Blurb on the back of the book
A record shattering snowstorm that aids his cold mission.
A community of two hundred Indian IT professionals under siege.
A rapacious corporate employer, an unflinching deadline and a boss willing to risk anything.
A tale-twist in every living room and bedroom.
A bleak fateful Friday that brings together all these elements and changes lives forever.
Neither Partho Sen nor Varun Belthangady is aware that his life is in danger. There is one man who can save them yet- Detective Farley of the Milwaukee Police Department. But will the serial killer prove too clever for him?
I have been working in the IT field for 7 years now, but this is the first time that I have picked up a fiction book that revolves around people working in IT and their despicable lives.

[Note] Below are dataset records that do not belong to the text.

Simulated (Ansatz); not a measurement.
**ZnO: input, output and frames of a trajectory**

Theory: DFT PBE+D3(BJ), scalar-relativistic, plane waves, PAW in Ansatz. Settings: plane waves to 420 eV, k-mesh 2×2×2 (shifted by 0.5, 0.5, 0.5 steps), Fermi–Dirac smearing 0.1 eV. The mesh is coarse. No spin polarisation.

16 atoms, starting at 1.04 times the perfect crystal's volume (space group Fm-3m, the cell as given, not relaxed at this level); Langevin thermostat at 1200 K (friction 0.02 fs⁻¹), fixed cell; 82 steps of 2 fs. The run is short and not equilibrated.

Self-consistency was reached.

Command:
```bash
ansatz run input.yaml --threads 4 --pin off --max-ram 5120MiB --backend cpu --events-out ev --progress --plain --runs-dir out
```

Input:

“Behind the Silicon Mask” by Eshwar Sundaresan is a riveting read because of its narration which manages to grab the reader’s interest right from the start to its nail-biting end.
The book starts with a serial killer lurking in the streets of Milwaukee, slaughtering immigrants that he comes across. While the entire city is preparing itself for a dreadful snowstorm and an imminent shutdown, a techie from an Indian IT company called CIKS is breaking his head about a bug that refuses to be resolved.
An interview by a CIKS employee aired on national TV jeopardizes the lives of two hundred IT professionals. The entire Indian community comes under the target of a serial killer leading to a potential hostage crisis. Endeavoring to control the whole situation and capture the serial killer before he goes on a massacre spree are, Detective Farley and his assistants.
At the crux of the story are two men who are poles opposite in personality. Varun Belthangady is the quintessential pragmatic guy who applies practical logic for solving life’s crucial decisions, a man who can hold back his emotions till he has the luxury to express them. And then there is Partho Sen, who is more interested in photography and writing than in fixing software bugs. He and his girlfriend Rashmi, try to analyze each other’s personalities by unraveling their deepest and puzzling thoughts.
The characters are vividly portrayed as archetypal IT consultants with a nonexistent personal life and long working hours. Even the managers are stereotypically depicted. I was nodding while reading some of the passages like when Varun and Partho are searching for a rented apartment and, most of the landlords decide that they can afford a higher rent because they work in a reputed IT company.
There are plenty other characters who are brought together in the climax of the story (reminded me of those chaotic and medley climaxes in Priyadarshan’s films).
What works for the book are conceivable characters, a gripping narrative, lots of unexpected twists and turns in the story and a typical software company backdrop that many of us can associate to. The language and the flow of the story are excellent. Even if I scrutinized the book with a microscope in hope of finding a fault with the book, I couldn’t.
The author chronicles in the Acknowledgement section about how his book took a decade and twelve revisions to be published, I’m sure the book is an effort of lot of hard work and dedication and the good news is that it shows. This book is one hell of a must-read. Go pick up your copy, now.